In addition to the new builds – with ground to be broken on the Nettie S. Freed K-8 Expeditionary in the coming weeks – restorative work and renovations at a host of schools continues at an impressive pace.
The D60 Board of Education recently received a bond-funded capital projects update from Bob Lawson, Executive Director of Facilities and Construction Management.
“If you’ve had a chance to drive by the new construction at East and Centennial, you’ll notice that block walls are now standing, concrete flooring has been placed and the roof on each building will soon be installed,” Mr. Lawson told the Board. “Project completion is still on schedule, with the schools to open in the fall of 2023.”
The design team for the two new high schools is MOA and HGF Architects, with GE Johnson/HW Houston the contractor.
“Two more new school construction projects that we have underway are the BEST grant replacements for Sunset Park and Franklin School of Innovation,” Mr. Lawson continued. “Both of those schools are also scheduled to be complete and ready to open in the fall of 2023.”
The design team for the two new elementary schools is MOA and RTA Architects, with Nunn Construction serving as the contractor for both schools.
The Nettie S. Freed Expeditionary K-8 School, to be located on the former Heroes K-8 School site, has just completed the design and construction documents phase, with the contractor soon to present its guaranteed maximum price proposal to the District.
It’s anticipated that the school will be ready for occupancy by Fall 2023.
MOA and RTA Architects once again served as the design team, with GE Johnson/HW Houston Construction the project contractor.
Mr. Lawson also informed the board of other bond-funded work.
“Several planned bond projects called for electrical system, wiring and lighting replacements,” he said. “To date, the systems at Minnequa and Highland Park have been completed and Pueblo Academy of Arts is now almost 60 percent complete.
“The system replacement at Central is currently underway and approximately 20 percent complete. Only two school electrical system replacements remain to be started, at Belmont and South Park elementary schools.”
At the nine schools, door hardware replacement is complete, with several interior and exterior doors at the schools also replaced.
“In addition to the door hardware replacement, the fire and ADA code compliance study of 11 schools was included during the door hardware engineering assessment process and has also been completed,” Mr. Lawson added.
Another bond project will result in HVAC network controls replacement at all District schools: a project required due to existing controls system becoming obsolete and no longer supported.

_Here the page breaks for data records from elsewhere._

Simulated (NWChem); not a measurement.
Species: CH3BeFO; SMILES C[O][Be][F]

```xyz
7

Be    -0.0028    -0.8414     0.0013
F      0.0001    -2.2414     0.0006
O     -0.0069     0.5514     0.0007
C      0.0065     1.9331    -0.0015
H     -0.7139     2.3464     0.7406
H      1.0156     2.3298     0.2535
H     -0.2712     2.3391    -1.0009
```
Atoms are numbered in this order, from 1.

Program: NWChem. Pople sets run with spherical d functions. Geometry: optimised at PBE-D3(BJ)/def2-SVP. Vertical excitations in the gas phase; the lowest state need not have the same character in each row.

The bond program featured three roof replacements, with new roofs now in place at Central and Beulah Heights Elementary, and the replacement at Highland Park Elementary underway, with completion scheduled for Summer 2023.
Continuing, Mr. Lawson said. “There were several plumbing repairs scheduled in the bond, including replacing domestic water supply, sanitary sewer and rain water drainage systems. The sanitary sewer system replacement at Central has been completed, with the partial replacement of the sanitary sewer at the Central gym scheduled to start soon.
“System replacements at the remaining schools is scheduled to start later this summer.”
As for the HVAC system replacement projects included in the bond program, the work at Pueblo Academy of Arts and South High is complete.
“These replacements included installing VRF systems that provide both heating and air conditioning, better air quality and significant energy savings,” Mr. Lawson said.
“Additional HVAC replacement projects will begin soon, including Heaton, Belmont, Bradford and South Park: all planned to be the VRF systems. These four HVAC projects will be funded through approved ESSR funds, which also relieves the use of Bond funds for the projects.”
Many schools also had limited asbestos removal included in the bond program, with that work being scheduled and completed on an as-needed basis.
Lastly, the site improvements at Highland Park Elementary included new fencing and sidewalks, with that work now complete.
“Outside of our bond program, the District will soon start the HVAC replacements at Risley and Heritage funded through emergency BEST grant awards,” Mr. Lawson said. “The current evaporative cooling systems will be replaced with a more energy efficient heating and cooling system and that provides better air quality.”